Forget the Eye and the Shard, it’s old London tourists want
Cristina Odone finds that the capital’s hordes of tourists aren’t interested in the shiny new additions: it’s London’s historic sites that they’re heading to.
The capital is swarming with tourists, and two of them are staying with us. Anna and her nine-year-old daughter flew in from Florida for a week’s holiday, with no plans to see the Olympics, as tickets are too pricey. (Though now that Anna’s seen a well-placed seat at the women’s netball reduced to £100, they may reconsider.)
On their first day, as they fought with their jet lag, I produced a collection of leaflets I’d put together for them. I’d ticked every box of the newLondon experience, I felt, with brochures that covered everything from what’s on at the Southbank Centre to the London Eye and the Saatchi Gallery. But it wasn’t Cool Britannia the visitors were after. They were resolutely in search of the old-fashioned version, featuring Buckingham Palace, the British Museum and Madame Tussauds.
This was London the Prince Charles way: Beefeaters and double-decker buses rather than Renzo Piano and Damien Hirst. I was further surprised to find that Anna and Sophia were typical of the incoming hordes this summer: the Visit London guide confirms that tourists rank the British Museum and the National Gallery as their top capital attractions, while the Eye comes a mere fifth. The Shard and the Southbank Centre don’t feature.

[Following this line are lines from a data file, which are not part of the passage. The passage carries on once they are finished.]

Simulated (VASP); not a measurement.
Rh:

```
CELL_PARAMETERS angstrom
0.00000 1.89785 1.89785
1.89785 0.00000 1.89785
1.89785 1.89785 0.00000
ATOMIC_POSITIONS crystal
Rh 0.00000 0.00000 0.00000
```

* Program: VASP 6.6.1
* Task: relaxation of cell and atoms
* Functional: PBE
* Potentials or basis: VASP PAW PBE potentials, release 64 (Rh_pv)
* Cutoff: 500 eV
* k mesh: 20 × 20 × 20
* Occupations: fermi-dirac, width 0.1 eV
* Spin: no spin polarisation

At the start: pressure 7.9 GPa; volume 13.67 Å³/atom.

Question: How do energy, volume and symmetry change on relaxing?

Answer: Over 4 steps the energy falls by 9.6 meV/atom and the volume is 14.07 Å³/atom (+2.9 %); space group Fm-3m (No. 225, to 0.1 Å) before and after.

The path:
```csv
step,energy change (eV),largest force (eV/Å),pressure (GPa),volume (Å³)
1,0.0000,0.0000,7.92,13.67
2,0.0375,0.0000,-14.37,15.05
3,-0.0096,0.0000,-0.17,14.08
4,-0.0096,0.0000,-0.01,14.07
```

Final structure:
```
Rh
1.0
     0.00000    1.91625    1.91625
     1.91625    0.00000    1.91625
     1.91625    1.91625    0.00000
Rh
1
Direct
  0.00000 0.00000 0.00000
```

I can’t help thinking, as our guests come home lugging mugs marking the Queen’s Diamond Jubilee (bought on their visit to Westminster Abbey) and tea towels adorned with Big Ben (bought at the V&A), that they’re teaching me that the rest of the world still loves Britain. Its street cred may lure globetrotters with intellectual pretentions or fashionista flair, but it’s not our unique selling point as far as ordinary tourists are concerned.
Our masters, please take note: forget commissioning newfangled projects, just maintain the old attractions. It is cheaper and easier—and a lot more popular. Has anyone ever heard a tourist asking for directions to the Dome?
One visitor likely to complain about his London stay is Bruce Springsteen. Three hours into his concert in Hyde Park, the American rock star was joined on stage by Sir Paul McCartney. The audience went mad at this “first”, and the legends belted out two Beatles hits. But before they could launch into a third, those in charge turned off their sound equipment – in order not to breach the 10.30pm curfew.
Ticket-holders booed, and Springsteen’s guitarist took to Twitter to hyperventilate about Britain’s “police state”. But I say hurrah for the silence enforcers – and please, could they not limit their efforts to concerts. I’d like them to impose a noise curfew when my neighbours fall asleep with their TV at full volume, blaring out the shopping channel late into the night; and when cars with souped-up sound systems collect shrieking passengers in the small hours. As another American rock legend once crooned, oh, for the sound of silence.
• Poor George Osborne is under fire, once again, for having belonged to the Bullingdon Club. A photo surfaced this week of gorgeous George sporting a pouting pose and the distinctive (blue frock coat, gold waistcoat) uniform of the notorious university dining society. It may date from 1993, when George was young enough not to shave every day; but it is seen as a way to embarrass him now.
The Chancellor should take comfort from knowing that in Poland, they celebrate the fact that Radek Sikorski, their foreign minister, was elected to the Bullingdon. When a penniless refugee who arrives in Oxford without money or connections gains entry to the most elite society in the university, it becomes not a byword for exclusivity but the epitome of British open-mindedness.